Next step is get snap caps for the caliber of your choice and insert it into the gun. Some guns are okay to dry fire without snap caps but most rim fires require them. Even if you don't need them I insert them anyway because now I know for dead certain the gun is safe. Looking into the chamber tells me I have a snap cap or dummy round instead of a live round. It's cheap insurance.

Get a plain sheet of typing or copy paper and in the very center of the paper use a fine point pen with black ink and make a little cross with 2.5 cm horizontal and vertical lines. No larger. Fasten that paper on a horizontal surface at shoulder height in a location with good light.

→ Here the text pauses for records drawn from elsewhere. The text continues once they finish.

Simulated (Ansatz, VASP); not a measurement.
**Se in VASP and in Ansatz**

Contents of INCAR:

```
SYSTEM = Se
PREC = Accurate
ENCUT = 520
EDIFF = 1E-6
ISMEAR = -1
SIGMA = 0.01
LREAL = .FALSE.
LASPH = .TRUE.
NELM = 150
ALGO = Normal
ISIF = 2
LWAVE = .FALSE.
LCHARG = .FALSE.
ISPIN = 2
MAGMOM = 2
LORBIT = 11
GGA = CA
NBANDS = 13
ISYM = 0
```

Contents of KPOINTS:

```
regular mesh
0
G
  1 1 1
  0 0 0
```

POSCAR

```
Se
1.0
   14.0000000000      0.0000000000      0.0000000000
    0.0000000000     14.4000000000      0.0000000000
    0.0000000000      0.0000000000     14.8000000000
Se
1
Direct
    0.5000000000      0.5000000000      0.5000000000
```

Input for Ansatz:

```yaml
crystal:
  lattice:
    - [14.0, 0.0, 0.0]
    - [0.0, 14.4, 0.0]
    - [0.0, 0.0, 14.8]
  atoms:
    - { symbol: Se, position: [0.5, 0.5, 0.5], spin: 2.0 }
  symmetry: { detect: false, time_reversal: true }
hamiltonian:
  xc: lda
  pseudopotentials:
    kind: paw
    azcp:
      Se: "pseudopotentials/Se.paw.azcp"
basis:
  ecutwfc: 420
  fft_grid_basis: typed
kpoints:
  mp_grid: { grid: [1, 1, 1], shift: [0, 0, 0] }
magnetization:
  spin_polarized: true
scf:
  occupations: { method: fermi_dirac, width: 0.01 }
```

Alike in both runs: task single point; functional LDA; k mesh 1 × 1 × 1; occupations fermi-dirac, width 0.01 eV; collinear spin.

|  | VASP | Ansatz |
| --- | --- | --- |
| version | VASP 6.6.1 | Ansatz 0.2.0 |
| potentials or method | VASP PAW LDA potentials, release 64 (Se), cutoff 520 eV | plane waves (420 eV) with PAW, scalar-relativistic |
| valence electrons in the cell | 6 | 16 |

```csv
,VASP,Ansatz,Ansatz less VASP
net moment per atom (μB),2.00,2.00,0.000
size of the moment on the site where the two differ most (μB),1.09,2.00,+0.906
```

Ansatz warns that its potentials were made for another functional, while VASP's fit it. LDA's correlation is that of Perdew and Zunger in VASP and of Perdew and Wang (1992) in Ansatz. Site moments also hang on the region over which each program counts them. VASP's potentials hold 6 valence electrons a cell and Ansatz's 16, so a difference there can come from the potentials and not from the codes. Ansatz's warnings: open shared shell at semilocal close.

Pick up your chosen handgun with the off hand and place it in your shooting hand and get a good grip. Grip it firmly like you would a handshake, not to loose, not so tight that you shake. Extend your arm so the muzzle of your gun is no more than a cm away from the paper. Focus on that front sight with both eyes. You will see that the vertical line goes straight up the middle of the sight and the horizontal line sits squarely on the top of your front sight. Your front sight should now be centered in the notch of your rear sight and level.

Now with the gun cocked, your focus entirely on the front sight you play a little mind game. Imagine the sight is one solid piece attached to the trigger. When you pull the trigger back you are trying to pull the front sight back through the center of your rear sight. If you pull, yank, anticipate, jerk, grab anything but a perfect trigger pull those lines will move away from the front sight like a seismometer detecting an earthquake.

The objective of this exercise is to get 10 perfect shots and what you will discover is that when your focus is on the sight/trigger you will have no idea when the gun goes off. That will be your good shot.

Now the fun begins, switch the gun to your left hand and start over again. You will be sweating and hurting and mad at me but I will guarantee you that the top shooters do this and this is why they are top shooters.

Now the easy part, get your two handed grip and take 10 more shots but this part is pretty redundant. The whole point of the exercise is to get your focus on the front sight while your trigger finger squeezes the trigger without disturbing your sight alignment no matter which hand or hands you are using. If you can do that you can do it standing on one leg leaning over a table shooting through a door at an oblique angle or hanging by your knees from a trapeze bar. You will not know what position you will be in when you have to shoot but sight picture and consistent trigger pull will increase your chances of hitting what you want shot. Using both eyes will aid in your sight picture.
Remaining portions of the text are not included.